Welcome to the era of the cross-network make-good.
When it comes to good ratings underdeliveries, Viacom is repurposing its VH1 cable-network advertising shortfall on its other networks, including its broadcast properties, CBS and UPN.
No buyer or seller could recall any cable network giving a make-good on a broadcast network in the past.
So far, the make-goods “have been a combination of a whole bunch of things,” said a senior advertising agency executive who has negotiated the VH1 make-goods. “It’s been cash back, it’s been UPN, it’s been CBS daytime. It’s been a little bit of everything.”
Other buyers say sports on CBS have also been used for VH1 make-goods.
One media agency negotiator said, “I know of at least one make-good that was done through Viacom Outdoor.”
A third buyer said he was offered cash back as well.

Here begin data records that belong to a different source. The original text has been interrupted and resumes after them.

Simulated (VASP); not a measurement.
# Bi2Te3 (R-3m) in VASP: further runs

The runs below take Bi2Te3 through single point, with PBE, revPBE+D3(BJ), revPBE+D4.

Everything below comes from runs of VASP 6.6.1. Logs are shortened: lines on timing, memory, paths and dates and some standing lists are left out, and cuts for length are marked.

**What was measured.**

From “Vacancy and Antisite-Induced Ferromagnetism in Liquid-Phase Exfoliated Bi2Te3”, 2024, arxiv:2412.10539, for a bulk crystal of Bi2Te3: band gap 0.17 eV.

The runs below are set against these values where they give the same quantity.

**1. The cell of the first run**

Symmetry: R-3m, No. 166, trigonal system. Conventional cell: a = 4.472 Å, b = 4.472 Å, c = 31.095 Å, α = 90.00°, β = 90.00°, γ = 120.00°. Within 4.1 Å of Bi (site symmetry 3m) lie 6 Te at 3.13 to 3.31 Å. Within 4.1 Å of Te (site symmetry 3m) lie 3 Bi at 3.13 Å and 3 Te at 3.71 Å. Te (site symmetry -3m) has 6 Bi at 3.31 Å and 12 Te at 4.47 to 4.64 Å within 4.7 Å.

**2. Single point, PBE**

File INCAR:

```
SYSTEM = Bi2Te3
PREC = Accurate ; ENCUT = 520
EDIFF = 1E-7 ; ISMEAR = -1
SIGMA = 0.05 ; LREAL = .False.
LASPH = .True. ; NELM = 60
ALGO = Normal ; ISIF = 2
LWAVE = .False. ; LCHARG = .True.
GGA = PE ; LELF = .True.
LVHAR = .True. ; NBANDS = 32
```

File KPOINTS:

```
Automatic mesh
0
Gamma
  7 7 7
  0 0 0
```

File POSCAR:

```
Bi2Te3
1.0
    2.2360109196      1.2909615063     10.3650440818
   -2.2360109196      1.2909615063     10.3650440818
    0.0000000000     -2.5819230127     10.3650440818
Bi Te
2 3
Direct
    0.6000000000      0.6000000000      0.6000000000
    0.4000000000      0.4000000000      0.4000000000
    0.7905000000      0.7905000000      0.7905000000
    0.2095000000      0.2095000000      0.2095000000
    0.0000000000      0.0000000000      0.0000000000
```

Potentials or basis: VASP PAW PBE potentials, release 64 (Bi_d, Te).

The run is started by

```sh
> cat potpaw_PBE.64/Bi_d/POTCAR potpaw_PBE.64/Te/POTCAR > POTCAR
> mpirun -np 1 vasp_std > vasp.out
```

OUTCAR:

“They were terrible estimating their ratings,” one buyer said, “but I’ve never seen any network-cable or broadcast-more accommodating about make-goods.”
Some buyers attribute the client-friendly attitude to Mel Karmazin, Viacom’s chief operating officer. “Before Mel, the MTV Networks were some of the toughest, most unfriendly guys, businesswise, out there,” one buyer said. “They’re still tough, but Mel has gotten them to be very accommodating. In the long term, it will serve them much better.”
Senior Viacom ad-sales officials were asked through a spokesman to reply specifically to queries about the nature of the make-goods and to cite specific clients who had been offered or had accepted CBS or UPN make-goods, as well as to discuss the relative valuations of advertising time on VH1 and the broadcast networks. Viacom declined to comment.
The cross-network make-good is “smart, and it presents an opportunity to both parties,” said another senior advertising agency executive with clients on VH1, whose agency is still negotiating the make-goods.
One way it works, other media agency sources said, is that VH1 is buying inventory internally, through the company itself, on CBS and UPN (and on the Viacom cable networks) to satisfy the audience underdeliveries.
“The real issue here is that we want our delivery in the time period, in the weeks that we want,” said the executive who has received the make-goods. “We know that VH1 doesn’t have the inventory to give back.”
Viacom faces two options to make good these shortfalls, which in some cases are three and four months old, according to this executive: Give back cash or give back time on other networks. “The key is we’re getting the weight when we need it.”
A 30 percent year-to-year ratings drop at VH1 has already resulted in a plethora of make-goods on the network’s own air, essentially commandeering VH1’s shelf space and in effect selling it out through the first half of the year and possibly beyond, according to a report in Advertising Age.
In a sense, the cross-network make-good is simply an extension of existing make-good practices, namely, running a make-good ad in a different daypart or in a different genre of programming than the original underdelivery-for example, good a sports or a news or a prime-time entertainment underdelivery in daytime.